Specialists in every ministry and organisation in the Southern African Development Community (SADC) region should be trained to adapt to and mitigate climate change, according to Professor Heila Lotz-Sisitka, who holds the South African Research Chairs Initiative (SARChI) chair in global change and social learning systems.

Universities, therefore, need to introduce programmes on climate change in the short and long term to increase capacity in communities.

This could ensure that communities are well informed on issues of climate change and that they have survival skills, Lotz-Sisitka said during a presentation at the Southern African Regional Universities Association’s (SARUA) eighth colloquium on climate change held virtually on 22 June 2021.

The colloquium is part of SARUA’s regional universities programme on climate change that was initiated by SADC university vice-chancellors in 2010.

Lotz-Sisitka said that SADC is faced with short-term and long-term climate change crises, but the higher education sector is responding too slowly. “A university masters degree in climate change will create a feeder mechanism for more PhDs and more informed policy responses over time,” she said.

“A masters degree seems to be a key curriculum innovation point for further development, especially via partnerships with universities that already have such degrees, and those that are ready to or in the process of developing these.”

She added that e-learning approaches and shared courseware are additional important strategies for curriculum innovation.

Masters programme developed

The SARUA climate change programme is entering a new phase as part of the Intra-ACP Global Climate Change Alliance Plus (GCCA+) Programme in the SADC region.

The aim of the programme is to enhance the climate adaptive capacity and resilience of the SADC region through developing a collaborative network of higher education institutions capable of pooling resources, maximising the value of its intellectual capital and attracting significant investment to the region.

In her presentation on the SARUA curriculum development process, Sunita Facknath, professor of sustainable agriculture at the University of Mauritius, said that, in 2016, SARUA developed a delivery consortium for a masters degree on climate change and sustainable development involving seven universities across five countries: Universidade Eduardo Mondlane in Mozambique, University of Mauritius, the Open University of Tanzania and Sokoine University of Agriculture in Tanzania, the University of Namibia, the University of Cape Town, and Rhodes University in South Africa.

The consortium developed a masters programme in climate change and sustainable development that focused on three core areas: introduction to climate change science and policy, transdisciplinary research and skills, and climate resilient development.

“These core areas are aligned with SDG [Sustainable Development Goals] 4 [quality education] and 13 [climate action]. They were divided into four electives – agriculture, food security and climate change; climate change and ecosystems services; climate change and urban development; and climate change and social justice,” Facknath said.
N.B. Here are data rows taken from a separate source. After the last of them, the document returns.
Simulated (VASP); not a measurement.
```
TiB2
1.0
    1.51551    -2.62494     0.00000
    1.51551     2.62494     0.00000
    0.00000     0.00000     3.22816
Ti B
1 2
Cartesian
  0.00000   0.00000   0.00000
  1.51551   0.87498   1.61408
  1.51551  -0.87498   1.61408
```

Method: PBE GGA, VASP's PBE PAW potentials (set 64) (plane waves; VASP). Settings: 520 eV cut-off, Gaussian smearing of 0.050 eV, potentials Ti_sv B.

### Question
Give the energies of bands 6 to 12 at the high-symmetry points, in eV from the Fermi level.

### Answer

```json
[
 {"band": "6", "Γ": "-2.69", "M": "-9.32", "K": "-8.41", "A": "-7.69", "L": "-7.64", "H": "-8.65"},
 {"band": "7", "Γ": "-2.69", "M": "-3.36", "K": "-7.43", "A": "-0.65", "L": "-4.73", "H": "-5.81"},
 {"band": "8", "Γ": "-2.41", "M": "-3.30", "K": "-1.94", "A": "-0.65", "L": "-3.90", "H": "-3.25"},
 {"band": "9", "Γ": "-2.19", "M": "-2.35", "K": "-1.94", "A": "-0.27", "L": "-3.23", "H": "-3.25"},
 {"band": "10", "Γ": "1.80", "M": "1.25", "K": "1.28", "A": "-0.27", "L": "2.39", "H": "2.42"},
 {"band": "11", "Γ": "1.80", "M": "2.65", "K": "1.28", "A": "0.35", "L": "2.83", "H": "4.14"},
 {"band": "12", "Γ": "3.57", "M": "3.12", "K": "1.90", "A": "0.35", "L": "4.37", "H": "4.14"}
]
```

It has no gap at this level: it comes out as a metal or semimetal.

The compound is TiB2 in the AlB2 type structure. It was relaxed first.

The guiding principles were innovation, an integrated socio-ecological systems perspective, new research, state of the art technology, inter- and trans-disciplinary possibilities, relevance, and contextualisation with an emphasis on knowledge, skills, and competencies.

The Mulungushi University (Zambia) and Bindura University of Science Education (Zimbabwe) offer the full programme while the University of Dodoma (Tanzania), University of Mauritius, the University of Eswatini, Lilongwe University of Agriculture and Natural Resources (Malawi) and Copperbelt University (Zambia) offer parts of it.

For example, Facknath said, the University of Mauritius offers a two-year part-time masters degree in climate change and sustainable development with in-service programmes.

The student intake is mixed and includes government officials, researchers, activists and teachers with backgrounds in agriculture, science, economics, and geography. The programme includes coursework and a research project and a dissertation in the final year.

Barriers to implementation

Students choose between two electives: climate change, agriculture and food security, or climate change and urban development.

She said the main challenge was getting a resource person for the module ‘transdisciplinary thinking and skills’. According to Facknath, this module is intensive and difficult, but students voted it the most popular.

Faknath said the University of Mauritius experienced several challenges. These included an insufficient number of staff engaged in teaching the curriculum, limited training for trainers, a slow institutional approval process for new programmes, delays in shifting from traditional approaches, difficulty in finding supervisors due to large numbers of students, and access to or engaging with learning materials online.

Other universities in the region also experienced barriers to implementation. Among the problems reported were conflict among different departments or faculties, academics who could not agree on whether to adopt the curriculum or how to adjust the existing curriculum, insufficient resources, and expertise needed, and delays in getting the programme accredited.

Facknath said that, to implement the programme, support is needed on several levels. Universities should have teaching capacity and financial support to recruit external human resources, and funding for seminars to learn from other institutions that have adopted the programmes. Students also need scholarships.

She recommended that, moving forward, SARUA should create a database of potential human resources, supervisors, guest lecturers and external examiners on a diverse range of topics in the curriculum.

The organisation should also create a repository of resource materials and make it available to all students and academics in the implementing universities. Best practices, experiences and lessons learned should be shared.

Professor Martin Oosthuizen, the executive director of SARUA, said the focus areas for the climate change programme are on higher education in the SADC region, knowledge co-production, institutional quality management, and the digital transformation of higher education.

The aim is to strengthen the capacity of SADC member states to undertake regional and national adaptation and mitigation actions.

“We intend to enhance the capacity of the region’s universities to support member states, strengthen the capacity of SADC universities in the provision of research and education services in support of climate change adaptation and mitigation,” Oosthuizen said.

SARUA’s targeted programme outcomes include an SADC climate change capacity development network of universities revitalised over a two-year period, active in contributing to member state capacity development for climate change adaptation and mitigation strategies; establishing an SADC-wide e-learning and collaboration environment (a digital academic ecosystem) with pilot e-learning of at least two modules of SARUA’s master’s curriculum; and short courses implemented over a two-year period.

Oosthuizen said SARUA is expected to commence with a regular programme on climate change communication in July 2021. All regional stakeholders are welcome to participate in SARUA’s network activities.